Breaking The Taboo
Why the lack of education limits our perception of the world
A dialog between Ivaylo Vezenkov and Tina Eshieva
Orpheum theater (Phoenix, Arizona) awaiting for speakers
“Political bodies” was the theme of a discussion that we saw in a brochure near the entrance to the Cronkite School. The upcoming conversation seemed to be about gender and reproductive rights. Political bodies? Gender? These topics are often neglected. It was interesting to hear what the people of Phoenix think about identity in the context of policy. So the intriguing title brought us to a very beautiful building called The Orpheum theater, located in the downtown Phoenix. At the entrance we noticed people of different ages, students and families.
We plunged into the atmosphere quickly. The conversation was promising from the very beginning. We heard stories that in half of the world are still taboo. We had the chance to hear the uplifting story of the first transgender judge in the country, to find out how courageous it was to get out of the closet, to be yourself and to inspire other people to do the same. Above all, we saw people fighting for a cause, human rights and equality.
Even after the end of the discussion, when we walked out, we reflected on what we saw, while watching the endless sky of Phoenix and listening to the background music of a street musician.
Tina: Ivaylo, how did you find the event? I could never imagine such a discussion in Kyrgyz Republic, people do not come to the theater to discuss hidden topics.
Ivaylo: Discussions like this remind us that we still have a long way to go. I can’t wait for the moment when these topics will not be a taboo anymore, when we will finally stop labeling people. Also, I think that we are going in the right direction. More and more people need to hear these profound stories, to meet these people and to see that it’s only our perception and our prejudice that make them different. We are all people.
Ivaylo: What was the most interesting moment, that you will remember from this discussion?
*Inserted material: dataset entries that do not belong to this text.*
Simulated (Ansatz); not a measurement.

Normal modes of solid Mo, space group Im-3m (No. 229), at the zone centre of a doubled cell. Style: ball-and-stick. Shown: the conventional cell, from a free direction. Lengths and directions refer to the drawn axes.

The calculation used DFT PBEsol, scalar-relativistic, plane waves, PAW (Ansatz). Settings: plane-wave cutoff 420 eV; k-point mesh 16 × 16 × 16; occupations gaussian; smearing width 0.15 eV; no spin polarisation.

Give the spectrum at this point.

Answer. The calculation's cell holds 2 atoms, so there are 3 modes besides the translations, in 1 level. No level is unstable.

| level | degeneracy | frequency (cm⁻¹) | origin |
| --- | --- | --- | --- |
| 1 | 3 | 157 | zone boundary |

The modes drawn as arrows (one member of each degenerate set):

Tina: The most interesting moment was the story of Phyllis Randolph Frye, in which she explained the transition period in her life. She talked about the obstacles that transgender people face. Although it’s still hard to come out of the closet and to be accepted nowadays, in the past it was even harder. Further, one of the other speakers mentioned the importance of the voices of people. If you want to be heard, you should actively participate in the decision making and vote.
Phyllis Randolph Frye, first transgender judge in U.S., grandmother of the National Transgender Legal and Political Movement
Jennifer Finney Boylan, LGBT advocate, NYT bestseller
Tina: How do we develop a tolerant global society?
Ivaylo: Maybe we can use the U.S example, a diverse country built on the foundations of tolerance and acceptance. This didn’t happened overnight but after years of human rights battle for equality. In my opinion the key is the education and the chance to have more knowledge, to meet people who are different than you. If people are more informed, there will be more chances for understanding. It might sound trivial but the lack of education limits our perception of the world.
LGBT rights in our countries:
- In Bulgaria, since 2003, the Protection Against Discrimination Act prohibits discrimination & hate speech on the basis of sexual orientation. In 2015 the parliament passed an amendment to the law that forbids discrimination of transgender people. Same sex marriage is not legalized in Bulgaria.
- Level of homophobia in the Kyrgyz Republic is high; the Parliament of Kyrgyz Republic in 2013 initiated the law to prohibit promoting topics related to the LGBT community – the so called “anti-gay propaganda”. It is actually a copy version of the Russian discriminatory law. The Kyrgyz version passed the first two readings in the Parliament with a large majority of voices. So if this law passed, it would criminalise dissemination of information aimed at forming positive attitudes toward nontraditional sexual relations, including in print media, radio, television, public assemblies and Internet. This is one of the big challenges in terms of human rights and rights of LGBT community in Kyrgyz Republic.